Courtney Spence on How to Use Art Education to Create Social Change

In Chapter 8 of 16 in her 2011 Capture Your Flag interview, non-profit founder and executive Courtney Spence answers "What Do You Enjoy Most About Working at the Intersection of Social Change, Art and Education?" Spence finds the continuing change present at this intersection provides a powerful storytelling platform for individuals looking to do good in the world. She finds telling stories of progress through the lens of the good happening in the world, it is more actionable. Spence is founder and executive director of Students of the World, a non-profit that partners with passionate college students to create new media to highlight global issues and the organizations working to address them. Spence graduated with a BA in History from Duke University.
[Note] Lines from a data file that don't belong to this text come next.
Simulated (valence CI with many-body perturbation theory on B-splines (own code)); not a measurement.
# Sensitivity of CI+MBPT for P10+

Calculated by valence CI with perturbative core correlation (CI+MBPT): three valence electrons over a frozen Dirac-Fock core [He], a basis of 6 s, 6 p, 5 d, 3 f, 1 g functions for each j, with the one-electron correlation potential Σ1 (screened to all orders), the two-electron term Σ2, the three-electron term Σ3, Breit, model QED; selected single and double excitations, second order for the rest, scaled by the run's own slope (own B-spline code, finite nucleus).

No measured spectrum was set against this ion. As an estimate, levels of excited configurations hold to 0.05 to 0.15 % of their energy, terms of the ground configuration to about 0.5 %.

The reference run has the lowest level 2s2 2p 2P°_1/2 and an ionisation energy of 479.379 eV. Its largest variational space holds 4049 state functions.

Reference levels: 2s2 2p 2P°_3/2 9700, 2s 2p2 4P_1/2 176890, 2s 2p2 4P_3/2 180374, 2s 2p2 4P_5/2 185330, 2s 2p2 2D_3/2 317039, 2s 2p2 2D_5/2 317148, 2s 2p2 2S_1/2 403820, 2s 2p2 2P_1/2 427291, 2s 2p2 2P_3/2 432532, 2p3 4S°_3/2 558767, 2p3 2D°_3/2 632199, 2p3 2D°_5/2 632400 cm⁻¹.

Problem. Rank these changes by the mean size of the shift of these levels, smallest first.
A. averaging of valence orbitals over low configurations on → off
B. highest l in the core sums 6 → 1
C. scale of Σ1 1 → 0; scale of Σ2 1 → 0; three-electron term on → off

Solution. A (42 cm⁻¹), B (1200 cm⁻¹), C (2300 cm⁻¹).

Erik Michielsen:  What do you enjoy most about working at the intersection of social change, art, and education?

Courtney Spence:  What I enjoy most about working in that intersection of art, education, and social change is the fact that it is constantly changing and it’s full of individuals that really have a burning desire to contribute to society through the talents that they have been given and through the talents they wanna develop.  You know, when you’re in the education world it’s all about curiosity, it’s all about learning from others, listening to other stories, and understanding how that is your story also and what do you take from that.  So that’s when we started Students of the World, the concept of let’s go out and be ‘students of the world’ just as we are students at Duke, or at UT, or at UNC, and, you know, listen to other stories and translating that into something that can cause social activism, social change.  It’s really the power of storytelling at its best.  That’s what social media is.  We’re all telling stories.  Y’all are telling stories here. 

Students, you know, are telling stories as they write essays.  Our students are going out and retelling the stories that they have been told, and, you know, social media has really – we all know it has just exploded over the course of the last, you know, seven to ten years, but what’s really exciting is we’re starting to see so much more often that people are using that for good, for, you know, the Do-gooder Awards that YouTube does.  You know, the Ford Foundation just announced a really, you know, 50 million-dollar grant for cause-related social documentaries.  There is really this understanding that the power of storytelling can be best used when it’s a force for good, and it’s telling the stories of those who are doing great work across the world.

I think that there is really so much momentum to use social media for, you know, in a more creative way for the education of others, to really inspire people to take action, and there is this concept that we have always believed in at Students of the World is the importance of telling stories of progress.  Problems paralyze people and they make them feel that, you know, they can’t contribute because it’s war, it’s poverty, it’s famine, it’s all of this.  But when you tell stories of progress when you show problems through the lens of the good that is happening in the world it’s not only inspiring to others but it’s hopefully inspiring to a point of taking action.  And so being in that space you find that you have, you know, people that are able to educate through media, through art, to create change, and that’s – it’s just a really exciting place to be in.